The Rise of Co-Buying: Purchasing Homes With Friends
High housing prices and climbing interest rates have made the traditional path to homeownership difficult for single buyers. To beat the market, many renters are teaming up with friends or roommates to split the costs. If you are considering this route, you need strict legal and financial frameworks to protect your investment and your friendships.
The Co-Buying Trend by the Numbers
Purchasing property with a non-romantic partner is no longer a fringe idea. A recent Zillow report highlighted that nearly 14 percent of homebuyers purchased their property with a friend or relative. When the national median home price sits above $400,000 and interest rates hover near 7 percent, splitting a 20 percent down payment suddenly makes financial sense.

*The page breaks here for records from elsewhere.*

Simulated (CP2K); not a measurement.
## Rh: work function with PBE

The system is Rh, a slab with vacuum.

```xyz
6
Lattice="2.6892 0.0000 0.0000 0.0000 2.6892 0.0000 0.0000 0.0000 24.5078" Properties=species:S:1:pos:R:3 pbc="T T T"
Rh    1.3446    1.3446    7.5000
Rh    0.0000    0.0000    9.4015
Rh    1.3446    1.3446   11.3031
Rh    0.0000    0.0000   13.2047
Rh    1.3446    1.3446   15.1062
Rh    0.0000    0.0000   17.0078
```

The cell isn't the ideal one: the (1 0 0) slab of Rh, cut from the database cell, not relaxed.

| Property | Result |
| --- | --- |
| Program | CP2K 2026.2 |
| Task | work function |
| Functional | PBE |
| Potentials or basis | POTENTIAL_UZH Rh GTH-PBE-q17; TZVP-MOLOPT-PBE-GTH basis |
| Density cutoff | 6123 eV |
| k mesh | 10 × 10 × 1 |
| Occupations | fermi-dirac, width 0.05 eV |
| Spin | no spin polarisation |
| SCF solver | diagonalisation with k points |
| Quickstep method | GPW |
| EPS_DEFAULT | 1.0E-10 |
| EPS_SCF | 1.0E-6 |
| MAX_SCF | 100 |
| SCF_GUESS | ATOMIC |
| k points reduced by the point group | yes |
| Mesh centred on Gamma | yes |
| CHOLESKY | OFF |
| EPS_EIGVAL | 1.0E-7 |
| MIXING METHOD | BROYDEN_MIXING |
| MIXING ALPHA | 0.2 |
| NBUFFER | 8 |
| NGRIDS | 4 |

Instead of one person struggling to save $80,000 for a down payment, two friends can bring $40,000 each. However, buying a house is a massive legal commitment. You cannot just split the mortgage like you split a dinner bill on Venmo.
Financial Steps Before You Shop
Before looking at houses on Zillow or Redfin, you and your co-buyer need to have a completely transparent conversation about money. Lenders will evaluate both of your financial profiles to determine your loan eligibility.
Check Your Credit Scores
When two or more people apply for a joint mortgage, lenders look at the median credit score for each applicant. They will then use the lowest median score among all the borrowers to set your interest rate. If you have a FICO score of 780 but your roommate has a score of 620, the lender will price your loan based on the 620 score. You need to know these numbers before applying.
Create a Joint Banking Setup
Open a dedicated joint checking account for house expenses. Banks like Ally Bank or Capital One offer zero-fee accounts that work perfectly for this. You should both agree to automatically deposit your share of the mortgage, property taxes, and insurance into this account every month.
Get Pre-Approved Together
Apply for a joint mortgage pre-approval. Conventional loans backed by Fannie Mae and Freddie Mac allow for multiple borrowers. FHA loans are another excellent option, requiring down payments as low as 3.5 percent. Major lenders like Rocket Mortgage, Chase, or your local credit union handle multi-borrower applications regularly.
Legal Structures for Co-Ownership
How you hold the title to the property is the most critical legal decision you will make. You have three main options when buying with a friend.
Tenancy in Common (TIC)
This is the most popular arrangement for friends buying together. Under a Tenancy in Common, you do not have to own the property 50⁄50. If you contribute more to the down payment, you can structure the ownership as 60⁄40 or 70⁄30.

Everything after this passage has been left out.